VO2 max is basically the definitive measurement of aerobic
fitness. It tells you the maximum rate at which you can
take oxygen from the air and deliver through it through
the lungs into the bloodstream for use by your working
muscles. It’s an excellent measurement of current
health and predictor of future health. In fact, American
Heart Association has argued that it should be classified
as a new “vital sign” to be assessed yearly
by your doctor.
As the AHA statement noted, there are
various ways of measuring or estimating VO2 max. The best
is to do it directly, by measuring the oxygen you consume
while you exercise to exhaustion. Next best is to estimate
it while exercising to exhaustion; for example, based
on the distance covered during a 12-minute run.

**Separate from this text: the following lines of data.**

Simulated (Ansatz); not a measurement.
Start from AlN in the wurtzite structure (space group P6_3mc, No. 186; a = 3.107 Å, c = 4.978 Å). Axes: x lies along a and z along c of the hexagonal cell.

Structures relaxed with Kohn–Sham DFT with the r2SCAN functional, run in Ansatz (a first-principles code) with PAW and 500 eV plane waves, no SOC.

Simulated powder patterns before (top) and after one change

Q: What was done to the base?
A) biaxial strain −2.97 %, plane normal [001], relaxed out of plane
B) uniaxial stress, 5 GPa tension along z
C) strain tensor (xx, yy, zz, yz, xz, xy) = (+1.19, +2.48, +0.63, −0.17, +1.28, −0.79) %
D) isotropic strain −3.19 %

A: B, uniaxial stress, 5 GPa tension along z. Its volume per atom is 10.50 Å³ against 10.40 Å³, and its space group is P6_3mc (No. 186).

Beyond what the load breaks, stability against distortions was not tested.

There are also “sub-maximal”
exercise protocols that estimate VO2 max based on the
relationship between your heart rate and pace, without
forcing you to go all-out. This (along with basic information
like your age and sex) is what GPS watches like the Garmin
Forerunner 230, 235, and 630 do, by having you run for
at least 10 minutes while simultaneously measuring your
pace and heart rate. (The 230 and 630 measure heart rate
with a chest strap, while the 235 uses a wrist sensor
integrated into the watch.)
Finally, there are estimates that don’t
involve exercise at all, but simply use information like
your age, resting heart rate, and typical activity levels.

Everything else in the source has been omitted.